On the east side of the Row, and at some distance from the little circle, is a Tumulus which has been opened, and on the western side there is another enclosed by two concentric circles of stones, which appears to have been unexplored.

About a mile to the north of this is a large circle of upright stones, with a row of smaller ones running from it in a north easterly direction to the distance of two and an eighth miles, and crossing the Erme, ends at Green Hill in the parish of Lydford.

A smaller circle of upright stones, with a fine row attached, lies on a ridge to the west of Cholwich Town, but from both circle and row some stones have been taken for repairing walls on the adjoining land.

On the southwestern slope of Pen Moor there are two cairns, one of which has a short row of stones connected with it and the other is surrounded by a circle.

There is another cairn towards the eastern end of Staldon ridge. Here it was that, at the time when Napoleon was threatening a landing on the coast, a mason called Jose Hillson took refuge and made his abode among the boulders forming it: hence it is shown as 'Hillson's House' on the Ordnance map.

He was not singular in his fears of the hated Napoleon, for at that time, all the farmers having rights of pasture on the moor, made preparation for driving their cattle on one day, their sheep on another, and their ponies on a third to more distant recesses.

In a letter still existing, written by the Rev. Duke Yonge, Vicar of Cornwood, to his brother in law in Northamptonshire, he speaks of the desirability of sending his wife and certain valuables to him for safety, and suggested that his home would be especially safe as being near the Arsenal of Weedon.

There are substantial remains of a kistvaen, and a circle of stones surrounding it, in the eastern part of Hawns Waste, a few yards from the east side of the wall dividing the Blachford portion from that belonging to Slade, and on other parts of the Moor there are several, some of which have been investigated, while others, still unexamined, give promise of yielding valuable information to the explorer.

On the left bank of a small tributary of the Erme there is a Beehive Hut, about three quarters of a mile from the large circle already mentioned.

Above Yealm Steps on the right bank of the Yealm and on the left bank below, are the remains of smelting houses, known in the west as 'blowing' houses, with their granite moulds, into which the molten tin, obtained from the surrounding Moor by 'streaming', was cast. There are indications of much low lying land in the valleys having been streamed for tin.
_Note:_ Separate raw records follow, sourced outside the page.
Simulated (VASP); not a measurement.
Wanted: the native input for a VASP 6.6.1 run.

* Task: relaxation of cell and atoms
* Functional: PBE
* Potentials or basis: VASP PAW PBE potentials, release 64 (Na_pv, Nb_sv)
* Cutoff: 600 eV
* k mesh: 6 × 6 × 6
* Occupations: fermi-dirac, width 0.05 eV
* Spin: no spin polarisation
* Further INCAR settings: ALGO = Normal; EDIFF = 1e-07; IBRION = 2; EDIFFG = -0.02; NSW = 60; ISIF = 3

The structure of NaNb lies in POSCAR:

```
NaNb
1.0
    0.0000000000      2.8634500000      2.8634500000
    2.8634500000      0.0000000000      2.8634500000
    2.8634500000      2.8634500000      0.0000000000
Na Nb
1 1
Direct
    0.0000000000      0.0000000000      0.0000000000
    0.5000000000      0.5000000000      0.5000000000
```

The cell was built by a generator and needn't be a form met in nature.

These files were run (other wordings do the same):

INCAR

In connection with this subject it is interesting to note that in 1879, while a meadow in the Slade Valley was being drained, an ingot of tin, resembling in shape the moulds mentioned above, was found about three feet under the surface. This was presented by Mr. J. D. Pode, of Slade, to the Athenaeum Museum in Plymouth.

Of crosses, many of which are to be seen on the Moor and neighbouring lands, only the remains of three have been found in the parish. one is now utilized as a gate post in the lane leading to the old home of the Cholwich family, another is in the courtyard of that house, while a third, singularly unfinished at it's back, is used as a gatepost at Hanger, but all these have suffered injury, probably at the hands of those who occupied the adjacent lands.

There are numerous hut circles on the Moor, notably those lying between the Beehive Hut and the large circle already mentioned, and there are a great number enclosed in pounds on the side of a small valley to the east of Yealm Steps.

The earliest instance of human industry to which an approximate date can be put is that of the Fardel Stone. This, like others, the majority of which have been found in Ireland, is considered to be as early as the middle of the 5th century.

It bears on it's face, according to Sir Edward Smirke, deputy warden of the Stannaries, a well known antiquarian, the word Sagranus, or perhaps Sagranvi, and on it's back Fanoni Maqvirini, while other authorities such as Dr. Browne, sometime Professor of Art and Archaeology at Cambridge, afterwards Bishop of Bristol, read very slight variations of these words.

The special interest in this stone lies in the Ogam characters on its edges, which are considered to be equivalent to the Latin inscription.

It may be of interest to mention the theory, supported by Bishop Browne, that the Ogam characters represent finger signs, used by the Druids when communicating with one another in the presence of the uninitiated.

The Rev. Samuel Pearse, of Cadleigh, found it forming part of a culvert over a stream crossing the Ivy Bridge road on it's way to Fardel, and there is an interesting letter from him, dated 25th August, 1860, in which he describes himself as an octogenarian and says that when he was a boy he saw the stone constantly as he passed along the road and puzzled over it.

In later times, in conjunction with Mr. Cotton, of Highlands, founder of the Cotonian Library, he spent many days trying to discover the meaning of the inscription, and though he failed, he succeeded in inducing Captain Pode, of Slade, Lord of the Manor of Fardel, to place it in safety, and ultimately to present it to the British Museum.